But that is not the worst part. Instant ramen contain two additives called MSG (Monosodium Glutamate) and TBHQ (Tertiary Butylhydroquinone). This products help preserving and enhancing the flavor of instant ramen. Although they are not dangerous in small dosis, the high consumption of these two additives have been associated to a series of health conditions like headaches, nausea, high blood pressure, neurological damage, liver enlargement, and increased risk of lymphoma.
Eating ramen in a moderate way is not dangerous and it can be even include in a healthy diet. However its daily consumption might results in serious problems of nutrition.
In addition, the traditional ramen contains more nutrients and vitamins. Therefore it is recommended to choose it among its instant version.
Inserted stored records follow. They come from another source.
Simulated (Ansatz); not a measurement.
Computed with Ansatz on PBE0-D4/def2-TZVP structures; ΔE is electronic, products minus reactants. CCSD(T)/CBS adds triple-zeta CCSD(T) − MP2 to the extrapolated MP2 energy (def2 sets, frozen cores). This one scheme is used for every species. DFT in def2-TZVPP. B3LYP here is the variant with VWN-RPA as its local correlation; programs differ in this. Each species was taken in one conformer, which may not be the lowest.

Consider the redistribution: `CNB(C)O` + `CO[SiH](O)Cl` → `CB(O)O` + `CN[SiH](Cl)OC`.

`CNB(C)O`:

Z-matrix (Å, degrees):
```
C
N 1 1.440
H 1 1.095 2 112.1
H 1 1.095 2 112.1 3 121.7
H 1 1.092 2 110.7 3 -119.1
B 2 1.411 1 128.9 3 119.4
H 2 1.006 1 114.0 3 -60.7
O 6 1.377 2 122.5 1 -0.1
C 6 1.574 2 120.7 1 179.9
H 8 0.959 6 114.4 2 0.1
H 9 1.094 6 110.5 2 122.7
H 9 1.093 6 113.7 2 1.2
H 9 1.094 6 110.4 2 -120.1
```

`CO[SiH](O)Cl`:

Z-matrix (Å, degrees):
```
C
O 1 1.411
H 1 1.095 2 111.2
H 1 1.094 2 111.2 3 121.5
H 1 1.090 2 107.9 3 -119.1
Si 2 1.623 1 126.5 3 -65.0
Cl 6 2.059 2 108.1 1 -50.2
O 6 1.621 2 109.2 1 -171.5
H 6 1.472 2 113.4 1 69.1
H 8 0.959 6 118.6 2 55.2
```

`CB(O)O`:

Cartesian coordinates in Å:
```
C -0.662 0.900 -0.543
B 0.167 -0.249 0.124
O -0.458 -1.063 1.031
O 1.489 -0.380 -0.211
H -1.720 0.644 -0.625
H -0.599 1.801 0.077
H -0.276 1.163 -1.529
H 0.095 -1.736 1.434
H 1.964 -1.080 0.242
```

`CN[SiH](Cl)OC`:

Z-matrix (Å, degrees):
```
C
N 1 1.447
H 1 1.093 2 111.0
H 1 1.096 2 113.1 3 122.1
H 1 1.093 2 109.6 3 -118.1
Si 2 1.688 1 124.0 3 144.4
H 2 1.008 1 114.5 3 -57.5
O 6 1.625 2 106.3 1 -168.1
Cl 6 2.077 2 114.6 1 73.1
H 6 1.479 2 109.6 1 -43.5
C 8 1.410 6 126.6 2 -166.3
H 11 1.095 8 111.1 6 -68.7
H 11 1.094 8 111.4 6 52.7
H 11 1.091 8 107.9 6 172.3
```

Ramen houses or bars are called “ramen ya” in Japanese. “Ya” is a suffix used commonly that means shop or establishment. Even some ramen restaurant provide a sit-down service, many of them operate in a short order style. Japanese people like to enjoy ramen during daily life, which is usually quite busy. Therefore, the food places that avoid delays related to meal service are considered convenient.
If you travel to Japan we strongly recommend that you try the ramen served in local shops from small towns and villages. However, being Tokyo the most populated city in Japan, world most popular ramen shop established there. Below, some of the most famous ramen restaurants are described.
Ushio’s specialty is shoyu soba ramen. Its broth is made out of unpasteurized soy sauce enhanced with fish essence. Every bowl comes with three slices of smoked duck meat. In addition, it includes flavored egg, sliced pork and different vegetables as toppings. The fish flavored broth potentiates the duck and pork aroma in an unique flavor.
Toripaitan’s specializes is a thick and white broth based on chicken called tori paitan. Even though it is considered one on the richest ramen broths in the world, it’s also incredible refreshing. The toppings are half-boiled egg, fried green onions, steamed chicken and red-leaf lettuce. In addition, noodles chewy texture combines perfectly with the intense broth.
Haru’s most popular dish is “special soba”. Pork chashu topped noodles are immersed in a think and rich broth based on soy sauce. Dried seaweed, menma, flavored egg and green onions complement the thin but al dente noodles used on this tasty dish. Moreover, Haru provides the option of noodle refill for only 200 extra yen (2 dolars).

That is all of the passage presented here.